Combine this fall in average tariffs per minute (for Bharti-Airtel, these fell from 65 paise a minute in Q1 last year to 58 paise in Q1 this year) with the fall in the talk-time of each user, and the impact is even more dramatic—for Bharti-Airtel, the monthly average revenue per user (ARPU) fell from Rs 350 to Rs 278 (21 per cent versus 11 per cent for tariff rates) in the same period; per minute tariffs fell 12 per cent for Reliance Communications and ARPU 25 per cent; it was 16 and 26 per cent, respectively, for Vodafone; 11 and 17 per cent for Idea Cellular. On an average, according to a Bank of America-Merrill Lynch report, ARPUs in India fell 23 per cent on a Q1-to-Q1 basis in the last one year—this was the largest fall in the world—as compared to a fall of 1-2 per cent in markets like the US and the UK, and 5 per cent in China. SMSs, to give an instance of the area where telcos had a significant cushion, are now available for 7-8 paise each if you buy a lakh SMSs—30-40 per cent of all SMSs today are these ultra-discounted ones. Not surprising then, that firms such as Bharti have been downgraded to ‘underperform’ by analysts like Macquarie just a few days ago.

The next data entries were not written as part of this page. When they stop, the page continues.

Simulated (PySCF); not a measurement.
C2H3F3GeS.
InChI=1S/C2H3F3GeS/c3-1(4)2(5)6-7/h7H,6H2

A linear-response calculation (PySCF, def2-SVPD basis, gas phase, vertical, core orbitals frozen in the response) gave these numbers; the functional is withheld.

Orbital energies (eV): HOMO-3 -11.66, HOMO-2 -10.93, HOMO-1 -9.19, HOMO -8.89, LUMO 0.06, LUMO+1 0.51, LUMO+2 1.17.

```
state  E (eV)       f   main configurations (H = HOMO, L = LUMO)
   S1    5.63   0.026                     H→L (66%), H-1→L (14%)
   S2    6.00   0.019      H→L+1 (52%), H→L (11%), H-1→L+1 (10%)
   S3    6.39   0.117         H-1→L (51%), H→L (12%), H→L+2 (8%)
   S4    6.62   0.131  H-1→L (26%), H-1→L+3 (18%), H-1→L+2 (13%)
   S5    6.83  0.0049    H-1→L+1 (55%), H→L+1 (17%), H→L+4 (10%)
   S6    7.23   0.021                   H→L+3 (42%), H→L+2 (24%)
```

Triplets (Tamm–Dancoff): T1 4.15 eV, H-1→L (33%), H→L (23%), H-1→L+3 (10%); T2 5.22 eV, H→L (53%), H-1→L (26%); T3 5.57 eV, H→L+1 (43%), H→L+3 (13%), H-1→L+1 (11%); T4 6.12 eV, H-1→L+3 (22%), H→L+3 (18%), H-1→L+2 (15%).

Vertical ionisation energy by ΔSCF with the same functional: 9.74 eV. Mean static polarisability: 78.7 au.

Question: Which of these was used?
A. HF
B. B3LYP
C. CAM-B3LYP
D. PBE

More worrying are the matters Sarma has pending; matters, it would appear, he thinks are less important than cutting the already bare basic tariffs. While there are issues like port charges and making all licence fees uniform, top on that list is the Subodh Kumar report which, in a nutshell, says the government has to stop doling out 2G spectrum on the basis of the number of subscribers a firm has. This has huge implications. Today, by offering virtually zero tariffs, firms are getting in subscribers by the lakhs and, by virtue of these subscribers, are becoming eligible for extra spectrum—their low tariffs, meanwhile, ensure the government share of their revenue is negligible!
 

WHERE’S THE FAT?
(Revenues per minute are falling for each operator)
  2007-08 2008-09 2009-10
Q2 Q3 Q4 Q1 Q2 Q3 Q4 Q1 Q2 Q3 Q4
Bharti Airtel 0.78 0.76 0.7 0.65 0.63 0.64 0.63 0.58 0.56 0.47 0.46
Reliance Comm 0.74 0.76 0.74 0.66 0.64 0.61 0.6 0.58 - - -
Vodafone Essar 0.97 0.91 0.9 0.89 0.84 0.84 0.82 0.75 - - -
Idea Cellular 0.8 0.74 0.7 0.65 0.62 0.64 0.63 0.58 0.56 0.46 0.44
Tata Tele (Maha) 0.74 0.81 0.84 0.63 0.62 0.61 0.57 0.53 - - -
Source: Macquarie Research Equities
Tariffs for Q2-Q4 2009-10 projected

Not moving fast on the Subodh Kumar report gives the telecom ministry more wiggle room to allocate some extra spectrum for free to chosen firms. It also gives it more discretion when it comes to approving mergers. And not moving on the uniform licence fees allows dishonest telcos to disguise one set to revenues as another to pay lower licence fees.

Sarma’s track record so far has been quite poor. He needs to fix it. For both himself as well as the telecom sector.